2 comments

  • perrygeo 56 minutes ago
    I'm not sure I would frame unused memory as "waste". At least not necessarily. If the system is operating below max capacity, that memory isn't wasted - it's a reserve capacity to handle surges. The behavior of the system under load (when it matters) might very well depend on that "wasted" memory.

    You want to compare the _maximum_ memory under load - the high-water mark. If you combine Wozz with a benchmark to drive heavy traffic, you could more confidently say any unused memory was truly wasted.

  • wozzio 3 hours ago
    I've been consulting on EKS/GKE cost optimization for a few mid-sized companies and kept seeing the same pattern: massive over-provisioning of memory just to be safe.

    I wrote a simple CLI tool (bash wrapper around kubectl) to automate diffing kubectl top metrics against the declared requests in the deployment YAML.

    I ran it across ~500 pods in production. The "waste" (allocated vs. used) average by language was interesting:

    Python: ~60% waste (Mostly sized for startup spikes, then idles empty).

    Java: ~48% waste (Devs seem terrified to give the JVM less than 4Gi).

    Go: ~18% waste.

    The tool is called Wozz. It runs locally, installs no agents, and just uses your current kubecontext to find the gap between what you pay for (Requests) and what you use (Usage).

    It's open source. Feedback welcome.

    (Note: The install is curl | bash for convenience, but the script is readable if you want to audit it first).

    • pestatije 1 hour ago
      is this an instantaneous measure or goes over the whole duration of the process?
    • rvz 2 hours ago
      > I've been consulting on EKS/GKE cost optimization for a few mid-sized companies and kept seeing the same pattern: massive over-provisioning of memory just to be safe.

      Correct.

      Developers keep over-provisioning as they need enough memory for the app to continue running as demand scales up. Since these languages have their own runtimes and GCs to manage memory, it already pre-allocates lots of RAM before running the app; adding to the bloat.

      Part of the problem is not only a technical one (the language may be bloated and inefficient) but it is completely psychological as developers are scared of their app getting an out-of-memory exception in production.

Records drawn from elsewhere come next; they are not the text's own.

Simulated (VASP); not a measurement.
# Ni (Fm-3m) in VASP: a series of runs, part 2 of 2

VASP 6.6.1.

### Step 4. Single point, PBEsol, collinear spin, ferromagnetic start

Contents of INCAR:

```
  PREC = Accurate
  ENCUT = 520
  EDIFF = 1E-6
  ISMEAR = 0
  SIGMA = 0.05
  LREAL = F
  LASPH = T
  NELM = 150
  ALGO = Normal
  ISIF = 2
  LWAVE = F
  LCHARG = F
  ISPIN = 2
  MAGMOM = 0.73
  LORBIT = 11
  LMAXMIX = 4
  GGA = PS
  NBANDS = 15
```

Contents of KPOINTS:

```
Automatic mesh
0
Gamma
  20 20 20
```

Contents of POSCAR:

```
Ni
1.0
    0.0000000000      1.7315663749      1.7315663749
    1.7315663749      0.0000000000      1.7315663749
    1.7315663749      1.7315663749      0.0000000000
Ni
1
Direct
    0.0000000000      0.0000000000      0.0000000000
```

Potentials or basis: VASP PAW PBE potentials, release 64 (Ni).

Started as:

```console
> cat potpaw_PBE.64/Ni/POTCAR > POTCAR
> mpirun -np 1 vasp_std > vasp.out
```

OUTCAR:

      As you can see, the languages with the most waste are the ones that are inefficient both runtime (speed) and space (memory) complexity and take up the most memory and are slower (Python, and Java) and costs a lot of money to continue maintaining them.

      I got downvoted over questioning the microservice cargo cult [0] with Java being the darling of that cult. If you imagine a K8s cluster with any of these runtimes, you can see which one will cost the most as you scale up with demand + provisioning.

      Languages like Go, and Rust are the clear winners if you want to save lots of money and are looking for efficiency.